Observed and predicted mean accuracies based on the overall model at each distractor spacing for Experiment 2. The vertical lines indicate the critical spacing estimates for both the valid (solid line) and invalid (dashed line) conditions, as determined by the model of the means.
Figure 6
 
Observed and predicted mean accuracies based on the overall model at each distractor spacing for Experiment 2. The vertical lines indicate the critical spacing estimates for both the valid (solid line) and invalid (dashed line) conditions, as determined by the model of the means.

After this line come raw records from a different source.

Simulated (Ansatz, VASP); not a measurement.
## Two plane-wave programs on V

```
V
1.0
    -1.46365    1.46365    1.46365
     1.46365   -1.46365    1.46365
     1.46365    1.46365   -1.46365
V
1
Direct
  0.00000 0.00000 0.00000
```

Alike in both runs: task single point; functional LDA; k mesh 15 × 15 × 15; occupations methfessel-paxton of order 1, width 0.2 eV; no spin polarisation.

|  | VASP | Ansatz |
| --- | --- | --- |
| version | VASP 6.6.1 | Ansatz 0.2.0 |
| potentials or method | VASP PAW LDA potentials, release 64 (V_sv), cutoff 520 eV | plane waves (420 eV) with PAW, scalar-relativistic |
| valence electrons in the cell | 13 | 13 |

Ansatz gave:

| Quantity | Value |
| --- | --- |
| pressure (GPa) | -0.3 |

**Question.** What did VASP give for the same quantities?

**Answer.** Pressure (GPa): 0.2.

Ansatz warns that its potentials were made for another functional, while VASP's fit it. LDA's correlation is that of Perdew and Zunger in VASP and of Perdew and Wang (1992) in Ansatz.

Again, the overall model fits the data very well for both conditions (valid: r = .99; invalid: r = .95; see Figure 6). One participant (out of eight) was removed because the invalid condition could not be modeled ( r = −.26). Although the individual models fit each participant's data from the valid condition (mean r = .91), the models did not provide a good fit for the invalid condition (mean r = .60; range = .18–.92). This improper fit is likely due to the difficulty of the task for invalid trials. Indeed, many participants' accuracies are consistently low across all spacings. Thus, it may be that the exponential function was not optimal in this study. However, as Figure 6 makes apparent, the deviations from the exponential model in the invalid condition of Experiment 2 do not indicate an increase in critical spacing. Thus, Experiment 2 still falls in line with the other studies in arguing against an influence of attention on critical spacing. 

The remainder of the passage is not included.